Forward Eric Williams, who also experienced knee woes during the off-season, returned for the final pre-season game in Portland and is ready to go. So too is Bonner, who missed the final three games of the pre-season with a calf strain.

NO. 2 BE ROAD WARRIORS

Last season, the Raptors were pushovers in the other guy's backyard. At the Air Canada Centre, Toronto put together a respectable 22-19 mark, but were 11-30 on the road. Peterson also will have to pick up his game away from the ACC. Last year, he averaged 15.1 points and shot 46% from the field at home, while managing just 10 points and 37% from the floor on the road.

NO. 3 REBOUND!

One of the club's major bugaboos last season was its inability to pull in rebounds. Toronto averaged 40.10 boards per game, fourth-worse in the NBA.

Fixing that part of their game will be difficult as the pre-season demonstrated. The Raptors failed to out-rebound anyone.

Barring the addition of a proven rebounder, Mitchell is imploring each and every one of his troops to make a conscious effort to improve their rebounding, hoping they can make up for the lack of a quality rebounding by rebounding by committee.

NO. 4 PLAY BETTER D

Another glaring hole. Last year, the Raptors, despite their record, was a dynamic team, averaging close to 100 points. They also yielded 101.4 points. Peterson has become an excellent defender, having Alvin Williams back helps, James is an upgrade from Rafer Alston defensively, and defence is also a big part of Graham's game, so Mitchell can see some light at the end of the court. He'll also need Rose and Bosh to step up that part of their game.

NO. 5 LEARN QUICKLY

The young players will make or break this team. It's that simple. Mitchell will have no choice but to play his high-profile first-year prospects.

One player the Raptors were hoping to see improve this season is second year forward Pape Sow, who is very athletic, strong and a good natural rebounder. However, after missing the pre-season because of a groin strain, it seems Sow is destined to be sent to the club's National Development League team in Arkansas. And if Babcock manages to fill the club's final roster spot with a veteran centre, Araujo also play on the Rimrockers.
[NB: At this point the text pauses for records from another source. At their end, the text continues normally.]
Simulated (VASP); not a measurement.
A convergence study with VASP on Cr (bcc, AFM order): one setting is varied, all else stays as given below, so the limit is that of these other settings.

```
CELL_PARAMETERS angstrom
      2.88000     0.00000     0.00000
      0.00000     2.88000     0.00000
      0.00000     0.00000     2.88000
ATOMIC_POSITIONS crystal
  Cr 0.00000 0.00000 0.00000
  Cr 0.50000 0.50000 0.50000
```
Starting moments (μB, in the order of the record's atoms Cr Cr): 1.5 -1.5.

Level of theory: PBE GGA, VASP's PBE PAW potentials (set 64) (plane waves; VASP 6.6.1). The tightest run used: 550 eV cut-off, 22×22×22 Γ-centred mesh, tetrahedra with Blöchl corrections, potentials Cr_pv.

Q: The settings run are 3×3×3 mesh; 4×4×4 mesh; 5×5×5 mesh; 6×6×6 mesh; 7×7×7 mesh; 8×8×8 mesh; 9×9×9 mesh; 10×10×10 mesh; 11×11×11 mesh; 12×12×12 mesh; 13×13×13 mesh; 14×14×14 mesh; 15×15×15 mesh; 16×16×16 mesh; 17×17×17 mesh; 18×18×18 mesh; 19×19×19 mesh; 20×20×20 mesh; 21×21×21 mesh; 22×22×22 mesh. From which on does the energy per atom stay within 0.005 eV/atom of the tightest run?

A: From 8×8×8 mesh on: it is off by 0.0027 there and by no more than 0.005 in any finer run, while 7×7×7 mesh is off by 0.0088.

"We always said, it takes big guys longer to develop," Mitchell said of Araujo. "But he's making improvements (especially two of the past three games). As long as he continues to work we're going to be encouraged by it."

"All young players are going through highs and lows, there's going to be highs and lows for Charlie and Joey and Jose," the coach added.

Araujo, the favourite whipping boy of the fans and media, has shown improvement during the pre-season, particularly his scoring touch, but the big Brazilian, who dropped 20 pounds from last season, still needs to work on his quickness and rebounding.

NO. 6 AVOID DOUBLE TROUBLE

The Raptors need Bosh to work his way through the various double-teams this year.

Now that he's a star on a mediocre team, Bosh is going to receive a lot of attention and he'll have to figure out a way to take advantage by using his teammates.

It could be a long year. But, hey, as Bonner said recently: "The last time I checked, we're still undefeated."